RosettaCommons / RoseTTAFold

This package contains deep learning models and related scripts for RoseTTAFold
MIT License
2.03k stars 440 forks source link

Bus error (core dumped) while running predict_e2e.py #137

Open michaelhsieh42 opened 1 year ago

michaelhsieh42 commented 1 year ago

Hi, I am attempting to run run_e2e_ver.sh with a fasta file. It could never get pass predict_e2e.py. It always throw a bus error with on a GPU instance (AWS' g5.2xlarge and g5.4xlarge). I used faulthandler to show traceback before the core dump. It appears that the issue lies at read_entry_lines in network/ffindex.py while reading the templates. Has anyone experienced this that could provide some insight? Thanks.

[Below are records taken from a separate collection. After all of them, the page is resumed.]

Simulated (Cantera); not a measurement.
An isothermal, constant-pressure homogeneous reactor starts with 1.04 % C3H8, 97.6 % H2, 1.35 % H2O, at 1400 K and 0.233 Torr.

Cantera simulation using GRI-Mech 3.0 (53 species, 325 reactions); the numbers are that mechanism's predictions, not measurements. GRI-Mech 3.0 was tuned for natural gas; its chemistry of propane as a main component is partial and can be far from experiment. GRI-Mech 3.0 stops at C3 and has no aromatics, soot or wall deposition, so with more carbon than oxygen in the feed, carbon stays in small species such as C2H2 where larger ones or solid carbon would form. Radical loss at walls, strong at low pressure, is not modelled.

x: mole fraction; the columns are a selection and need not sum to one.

+ python -X faulthandler /app/RoseTTAFold/network/predict_e2e.py -m /app/RoseTTAFold/weights -i /opt/ml/output/t000_.msa0.a3m -o /opt/ml/output/t000_.e2e --hhr /opt/ml/output/t000_.hhr --atab /opt/ml/output/t000_.atab --db /app/RoseTTAFold/pdb100_2021Mar03/pdb100_2021Mar03
DGL backend not selected or invalid.  Assuming PyTorch for now.
Setting the default backend to "pytorch". You can change it in the ~/.dgl/config.json file or export the DGLBACKEND environment variable.  Valid options are: pytorch, mxnet, tensorflow (all lowercase)
Using backend: pytorch
Fatal Python error: Bus error

Current thread 0x00007f9ff77d40c0 (most recent call first):
  File "/app/RoseTTAFold/network/ffindex.py", line 46 in read_entry_lines
  File "/app/RoseTTAFold/network/parsers.py", line 207 in parse_templates
  File "/app/RoseTTAFold/network/parsers.py", line 241 in read_templates
  File "/app/RoseTTAFold/network/predict_e2e.py", line 120 in predict
  File "/app/RoseTTAFold/network/predict_e2e.py", line 324 in <module>
./docker/run_rosettafold.sh: line 110:   557 Bus error               (core dumped) python -X faulthandler $PIPEDIR/network/predict_e2e.py -m $PIPEDIR/weights -i $WDIR/t000_.msa0.a3m -o $WDIR/t000_.e2e --hhr $WDIR/t000_.hhr --atab $WDIR/t000_.atab --db $DB

This is the environment (Dockerfile) I run the script

ARG CUDA=11.1.1
FROM nvidia/cuda:${CUDA}-cudnn8-runtime-ubuntu18.04

RUN apt-get update \
    && DEBIAN_FRONTEND=noninteractive apt-get install --no-install-recommends -y \
        build-essential \
        git \
        tzdata \
        wget \
        unzip \
    && apt-get autoremove -y \
    && apt-get clean

## AWSCLI
RUN wget -q -P /opt/ https://awscli.amazonaws.com/awscli-exe-linux-x86_64.zip \
    && unzip /opt/awscli-exe-linux-x86_64.zip -d /opt/ \
    && /opt/aws/install \
    && rm -f /opt/awscli-exe-linux-x86_64.zip

RUN wget -q -P /tmp \
  https://repo.anaconda.com/miniconda/Miniconda3-latest-Linux-x86_64.sh \
    && bash /tmp/Miniconda3-latest-Linux-x86_64.sh -b -p /opt/conda \
    && rm -f /tmp/Miniconda3-latest-Linux-x86_64.sh

ENV PATH="/opt/conda/bin:$PATH" # so that conda command is available.

RUN git clone -b v1.1.0 --single-branch https://github.com/RosettaCommons/RoseTTAFold.git /app/RoseTTAFold

RUN conda env create -f /app/RoseTTAFold/RoseTTAFold-linux.yml

RUN wget https://files.ipd.uw.edu/pub/RoseTTAFold/weights.tar.gz \
    && tar xfz weights.tar.gz -C /app/RoseTTAFold/ \
    && rm weights.tar.gz -f

RUN bash /app/RoseTTAFold/install_dependencies.sh \
    && rm -f lddt.zip csblast-2.2.3.tar.gz

RUN mv /lddt/ /csblast-2.2.3/ /app/RoseTTAFold/